Indian Economy
A worker speaks on his mobile phone as he makes gear parts at a manufacturing unit in Kolkata, India, June 1, 2015.Reuters

The World Bank on Thursday kept its forecast for India's growth unchanged at 7.5% for the current fiscal, even as other agencies have cut their estimates after taking into account the slow pace of reforms and weak external conditions.

"The latest India Development Update expects India's economic growth to be at 7.5 per cent in 2015-16, followed by a further acceleration to 7.8 per cent in 2016-17 and 7.9 per cent in 2017-18," the World Bank said.

The growth would be subject to conditions, according to the bank.

"However, acceleration in growth is conditional on the growth rate of investment picking up to 8.8 per cent during FY16 to FY18," PTI quoted the World Bank as saying.

Earlier, this month, the International Monetary fund (IMF) had cut its forecast for India's gross domestic product (GDP) growth to 7.3% for 2015-16 from the earlier estimate of 7.5% made in July.

India has exploited the opportunity that resulted from a significant decline in global crude oil prices and commodity prices "to eliminate petrol and diesel subsidies and increase excise taxes," said World Bank India senior country economist Frederico Gil Sander.

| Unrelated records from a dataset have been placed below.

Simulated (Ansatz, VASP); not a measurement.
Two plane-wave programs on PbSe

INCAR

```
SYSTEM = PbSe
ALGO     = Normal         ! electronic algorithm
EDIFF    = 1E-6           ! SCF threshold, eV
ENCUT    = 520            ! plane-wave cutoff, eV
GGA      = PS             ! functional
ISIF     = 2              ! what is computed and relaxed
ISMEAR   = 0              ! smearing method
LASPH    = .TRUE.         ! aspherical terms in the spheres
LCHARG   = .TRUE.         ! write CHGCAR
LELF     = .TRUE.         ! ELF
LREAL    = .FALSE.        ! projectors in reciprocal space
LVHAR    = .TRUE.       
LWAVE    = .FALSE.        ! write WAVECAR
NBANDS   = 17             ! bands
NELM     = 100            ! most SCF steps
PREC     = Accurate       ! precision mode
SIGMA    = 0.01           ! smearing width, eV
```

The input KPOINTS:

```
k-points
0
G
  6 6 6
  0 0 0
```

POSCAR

The government had raised excise duty on diesel prices by Rs 5 per litre  between November last year and January this year, taking advantage of the 16% fall in global crude prices.

The tax component in diesel prices rose from 18% to 38% and on petrol prices, to 49% from 31% since November last year, according to Harshad Borawake, vice-president (research) at Motilal Oswal Securities Ltd.

Gil Sander said that India's growth outlook could face major risks from the banking sector and financing requirements of infrastructure companies.

"Public sector banks, which account for three-fourths of domestic credit, are under stress, with a rising share of non-performing assets," Gil Sander noted.

However, he said that India is well positioned to "weather" any negative impact from volatility in the global markets in the short-term.